An alternative would be
public class Test {
private final Map<String, String> map = new ConcurrentHashMap<>();
public void resetMap() { map.clear(); }
public Map<String, String> getMap() { return map; }
}
How about other thread safe collections in java.util.concurrent (CopyOnWriteArrayList, etc.)?
Only the behaviour of the collection is thread safe. Reference to the collection are not thread safe, elements in the collection are not made thread safe by adding them to the collection.
volatile is necessary here. It applies to the reference, not to what it references to. In other words it doesn't matter that an object is thread safe, other threads won't see the new value of map field (e.g. might see previously referenced concurrent map or null).
Moreover, even if your object was immutable (e.g. String) you would still need volatile, not to mention other thread-safe collections like CopyOnWriteArrayList.

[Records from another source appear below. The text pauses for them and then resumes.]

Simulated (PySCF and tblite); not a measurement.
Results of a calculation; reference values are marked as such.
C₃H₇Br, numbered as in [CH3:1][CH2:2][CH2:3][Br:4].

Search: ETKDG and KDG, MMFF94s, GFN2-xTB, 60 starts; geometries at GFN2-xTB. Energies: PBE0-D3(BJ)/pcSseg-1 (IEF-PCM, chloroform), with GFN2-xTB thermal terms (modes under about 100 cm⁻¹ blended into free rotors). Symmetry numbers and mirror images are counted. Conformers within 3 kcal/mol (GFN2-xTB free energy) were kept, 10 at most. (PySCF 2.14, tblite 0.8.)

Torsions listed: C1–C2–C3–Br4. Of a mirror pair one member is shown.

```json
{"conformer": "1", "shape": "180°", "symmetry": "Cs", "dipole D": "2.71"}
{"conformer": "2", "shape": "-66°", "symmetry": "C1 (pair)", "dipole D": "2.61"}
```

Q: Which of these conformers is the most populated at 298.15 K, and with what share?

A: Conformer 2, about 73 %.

This is not just about the references. Generally, without the volatile modifier other threads may observe a new reference to an object, but observe the object in a partially constructed state. In general, it is not easy to know, even after consulting the documentation, which objects are safe for publication by a data race. An interesting note is that the JLS does guarantee this for thread-safe immutable objects, so if the docs mention those two properties it should be enough.
ConcurrentHashMap is obviously not an immutable object, so that doesn't apply, and the docs don't mention anything about publication by a data race. By careful inspection of the source code we may conclude that it is indeed safe, however I wouldn't recommend relying on such findings without this property being clearly documented.
Memory Consistency Properties
A write to a volatile field happens-before every subsequent read of that same field. Writes and reads of volatile fields have similar memory consistency effects as entering and exiting monitors, but do not entail mutual exclusion locking.
Actions in a thread prior to placing an object into any concurrent collection happen-before actions subsequent to the access or removal of that element from the collection in another thread.
OK - I was able to construct an example that breaks (on my machine: JDK 1.7.06 / Win 7 64 bits) if the field is not volatile - the program never prints Loop exited if map is not volatile - it does print Loop exited if map is volatile. QED.
public class VolatileVisibility extends Thread {
Map<String, String> stop = null;
public static void main(String[] args) throws InterruptedException {
VolatileVisibility t = new VolatileVisibility();
t.start();
Thread.sleep(100);
t.stop = new ConcurrentHashMap<>(); //write of reference
System.out.println("In main: " + t.stop); // read of reference
System.out.println("Waiting for run to finish");
Thread.sleep(200);
System.out.println("Still waiting");
t.stop.put("a", "b"); //write to the map
Thread.sleep(200);
System.exit(0);
}
public void run() {
System.out.println("In run: " + stop); // read of reference
while (stop == null) {
}
System.out.println("Loop exited");
}
}
My impression is that Doug Lea's concurrent objects can be safely published by data race, so that they are "thread-safe" even if misused. Though he probably wouldn't advertise that publicly.